Christmas come-ons get funny, gross, creepy, and even creepier. One thing they always are, this time of year: present. Christmas songs, like so much pop music, are basically just coded ploys for sex, some far cleverer and more seductive than others. Here are five of the most libidinous Christmas classics, ranked from least to most creepy.
5. "All I Want for Christmas Is You," Carla Thomas
Oh, it sounds like a sweet, sincere love song, but listen closely and you'll get the sense Carla Thomas wants more in this slow jam than mere companionship. She plays it way cooler than the men on this list, but, "Let the kiddies have the toys/ the grown-ups make the noise" isn't too hard to figure out, is it?

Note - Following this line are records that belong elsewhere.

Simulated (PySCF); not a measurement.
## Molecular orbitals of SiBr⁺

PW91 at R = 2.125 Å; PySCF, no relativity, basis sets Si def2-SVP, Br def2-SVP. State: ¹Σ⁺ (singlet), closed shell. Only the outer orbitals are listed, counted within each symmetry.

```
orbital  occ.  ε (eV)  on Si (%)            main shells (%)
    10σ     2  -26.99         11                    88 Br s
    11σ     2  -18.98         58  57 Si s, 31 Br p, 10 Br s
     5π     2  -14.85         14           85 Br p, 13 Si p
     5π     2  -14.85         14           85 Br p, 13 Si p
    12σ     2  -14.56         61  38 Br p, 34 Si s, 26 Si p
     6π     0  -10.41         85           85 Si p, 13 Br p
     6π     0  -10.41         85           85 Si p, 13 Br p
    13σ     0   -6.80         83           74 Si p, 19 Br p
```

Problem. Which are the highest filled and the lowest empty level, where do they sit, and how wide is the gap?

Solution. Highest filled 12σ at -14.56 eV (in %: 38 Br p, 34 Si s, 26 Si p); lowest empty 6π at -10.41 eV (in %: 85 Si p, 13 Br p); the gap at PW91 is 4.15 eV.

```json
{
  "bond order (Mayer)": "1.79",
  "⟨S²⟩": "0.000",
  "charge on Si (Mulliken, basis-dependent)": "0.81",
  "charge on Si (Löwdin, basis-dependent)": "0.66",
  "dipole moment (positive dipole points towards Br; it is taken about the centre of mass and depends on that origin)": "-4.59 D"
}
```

4. "Santa Claus Wants Some Lovin'," Albert King
"I don't care nothing 'bout no cake/ I want you to come in here woman before the children wake," leers blues great Albert King in this funky Stax single from 1974. The tune has such a buoyant, upbeat demeanor that you can't help suspect this, for Santa Claus, is the real meaning of Christmas.
3. "'Twas the Night Before Christmas," Snoop Dogg Ft. Nate Dogg
In the universe of this song, Santa doesn't deliver toys -- he delivers fat sacks of indo. But even while waiting for Saint Nick and his stash to arrive, Nate and Snoop make pretty clear that they're more interested in getting than giving: "The children were snuggled up, sleeping in bed/ My bitch on my jock, givin' holiday head."
2. "Back Door Santa," Clarence Carter
First there's the title: We'll just leave the implications of "back door Santa" to your imagination, because you see what we mean. Listen further, and this song is littered with innuendo: "I ain't like old Saint Nick/ He don't come but once a year"; "I make my runs about the break of day/ I make all the little girls happy while the boys are out to play." It's a rewrite of the classic woman-stealin' back door-lover song, but with a Christmas amount of winking thrown in.
1. "Baby It's Cold Outside"
Basically the creepiest, date-rapeiest, most despicable Christmas song of all time, this one isn't just about having a holiday libido. It's about the lengths that some skeeze will go to satisfy his ... no matter what the woman in his sights wants. As she tries to get away, he keeps coming up with reasons why he has to stay, feeding her drinks and putting on records. By the end, when she finally gives up on leaving and the holiday coitus is presumably imminent, you feel pretty gross about the whole thing.